XML 28 R16.htm IDEA: XBRL DOCUMENT v3.10.0.1
Income Taxes
9 Months Ended
Nov. 03, 2018
Income Tax Disclosure [Abstract]  
Income Taxes

NOTE 10—INCOME TAXES

The Company recorded income tax expense of $5.2 million and $6.2 million in the three months ended November 3, 2018 and October 28, 2017, respectively. The Company recorded income tax expense of $16.7 million and $9.9 million in the nine months ended November 3, 2018 and October 28, 2017. The effective tax rate was 18.9% and 32.1% for the three months ended November 3, 2018 and October 28, 2017, respectively. The effective tax rate was 12.7% and 83.7% for the nine months ended November 3, 2018 and October 28, 2017, respectively. The effective tax rates for the three and nine months ended November 3, 2018 were significantly impacted by discrete tax benefits related to net excess tax windfalls from stock-based compensation resulting from increased option exercise activity and appreciation of the stock price, the reduction in the U.S. corporate income tax rate from 35% to 21% effective January 1, 2018 due to the passage of the Tax Cuts and Jobs Act (the “Tax Act”), and discrete tax impact related to a favorable legal settlement. The effective tax rates for the three and nine months ended October 28, 2017 were impacted by net excess tax benefits from stock-based compensation, and the effective tax rate for the nine months ended October 28, 2017 was also significantly impacted by non-deductible stock-based compensation.

On December 22, 2017, the Tax Act was enacted in the United States. The Company recognized the income tax effects of the Tax Act in its fiscal 2017 financial statements in accordance with Staff Accounting Bulletin 118, which provides SEC staff guidance for the application of ASC Topic 740, Income Taxes, in the reporting period in which the Tax Act was signed into law. As noted in its fiscal 2017 consolidated financial statements, the Company was able to reasonably estimate certain effects and, therefore, recorded provisional amounts associated with the one-time transition tax on indefinitely reinvested foreign earnings and the adjustment to our deferred tax assets and liabilities for the reduction in the corporate income tax rate.

The Company has not made any additional measurement period adjustments related to these items during the three and nine months ended November 3, 2018. As the Company continues its analysis of the Tax Act and interprets any additional guidance, it may make adjustments to the provisional amounts that have been recorded that may materially impact the Company's provision for income taxes.

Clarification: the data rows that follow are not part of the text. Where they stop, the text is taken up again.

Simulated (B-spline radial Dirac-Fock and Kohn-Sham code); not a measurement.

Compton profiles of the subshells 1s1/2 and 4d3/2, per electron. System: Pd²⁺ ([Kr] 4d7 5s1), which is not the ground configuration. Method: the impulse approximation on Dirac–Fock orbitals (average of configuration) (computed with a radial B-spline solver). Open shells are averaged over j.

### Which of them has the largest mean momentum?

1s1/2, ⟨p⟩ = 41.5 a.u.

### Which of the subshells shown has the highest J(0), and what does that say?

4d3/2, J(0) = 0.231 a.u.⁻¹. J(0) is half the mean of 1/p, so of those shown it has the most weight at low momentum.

As of November 3, 2018, the Company had $8.3 million of unrecognized tax benefits, of which $7.2 million would reduce income tax expense and the effective tax rate, if recognized. As of February 3, 2018, the Company had $8.2 million of unrecognized tax benefits, of which $6.5 million would reduce income tax expense and the effective tax rate, if recognized. The remaining unrecognized tax benefits would offset other deferred tax assets, if recognized. As of November 3, 2018, the Company had $0.4 million of exposures related to unrecognized tax benefits that are expected to decrease in the next 12 months.